So much for a sleepy August. Lotsa book buzz, including these tidbits…
• Mark Sundeen heeds the Call of the Wild for Believer magazine. “I parked at the visitor’s center of Jack London State Historic Park, awaiting the arrival of America’s — and the world’s — preeminent Jack London impersonator. We’d been telephoning and exchanging emails for six months, and I’d finally flown to San Francisco, rented a car, and driven up to Sonoma County, site of London’s Beauty Ranch and the place where in 1916 the author succumbed to a life of smoking, drinking, and hard living — and died at age forty.”

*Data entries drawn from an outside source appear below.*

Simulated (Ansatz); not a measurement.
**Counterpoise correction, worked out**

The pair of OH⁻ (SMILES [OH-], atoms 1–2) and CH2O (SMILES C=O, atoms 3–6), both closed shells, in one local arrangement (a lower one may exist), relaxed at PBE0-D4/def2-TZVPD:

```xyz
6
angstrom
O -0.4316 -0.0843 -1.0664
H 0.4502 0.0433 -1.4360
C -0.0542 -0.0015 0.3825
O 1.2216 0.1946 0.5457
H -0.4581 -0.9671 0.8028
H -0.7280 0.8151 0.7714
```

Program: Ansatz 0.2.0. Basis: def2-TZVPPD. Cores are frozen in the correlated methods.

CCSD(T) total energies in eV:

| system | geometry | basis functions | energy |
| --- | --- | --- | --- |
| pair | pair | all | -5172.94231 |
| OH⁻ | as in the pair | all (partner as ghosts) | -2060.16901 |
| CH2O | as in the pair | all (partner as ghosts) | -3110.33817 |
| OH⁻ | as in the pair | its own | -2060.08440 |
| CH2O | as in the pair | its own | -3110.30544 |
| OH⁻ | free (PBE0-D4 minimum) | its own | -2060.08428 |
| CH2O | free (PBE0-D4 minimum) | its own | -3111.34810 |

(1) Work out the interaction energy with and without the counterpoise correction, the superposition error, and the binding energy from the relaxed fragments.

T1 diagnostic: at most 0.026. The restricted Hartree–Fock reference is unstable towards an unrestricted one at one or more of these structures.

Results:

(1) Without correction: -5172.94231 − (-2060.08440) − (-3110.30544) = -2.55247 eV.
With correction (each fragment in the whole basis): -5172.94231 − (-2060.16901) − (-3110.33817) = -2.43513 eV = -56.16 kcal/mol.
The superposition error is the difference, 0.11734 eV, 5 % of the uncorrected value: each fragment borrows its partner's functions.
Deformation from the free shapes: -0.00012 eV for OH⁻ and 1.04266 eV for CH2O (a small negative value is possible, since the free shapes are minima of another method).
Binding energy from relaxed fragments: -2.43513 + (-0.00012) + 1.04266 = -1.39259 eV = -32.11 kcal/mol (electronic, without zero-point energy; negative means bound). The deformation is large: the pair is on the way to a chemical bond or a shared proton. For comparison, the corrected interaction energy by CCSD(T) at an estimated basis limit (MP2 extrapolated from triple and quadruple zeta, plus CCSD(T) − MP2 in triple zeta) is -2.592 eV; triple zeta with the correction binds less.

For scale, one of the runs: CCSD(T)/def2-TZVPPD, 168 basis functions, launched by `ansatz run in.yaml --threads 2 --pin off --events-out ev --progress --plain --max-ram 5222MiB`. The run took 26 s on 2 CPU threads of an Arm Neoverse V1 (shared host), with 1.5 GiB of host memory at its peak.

• LA Times writer Josh Getlin explores Amy Wilentz’ California and notes, “Wilentz, for her part, isn’t fleeing on the next red-eye. ‘I’ve never really stayed in the place I’ve written about,’ she says. ‘Usually it’s a book and a kiss goodbye. But I’m not going anywhere. This is my home now.’”
• Gotta love this Q & A with compulsive storyteller Derek Powazek.
• AftertheMFA chats with The Yellow-Lighted Bookshop author Lewis Buzbee.
• Al Gore tells Marin County the Inconvenient Truth. Pix here.
• OC Weekly writer Nick Schou writes a book about Gary Webb, the former San Jose Mercury News reporter who claimed a CIA-Contra link to the American crack epidemic and later committed suicide. It’s called Kill the Messenger.
• Cory Doctorow points to Book Mooch, a new book swapping service.
• In The Chicago Sun-Times: Authors who stalk Oprah and her dad’s barbershop, too.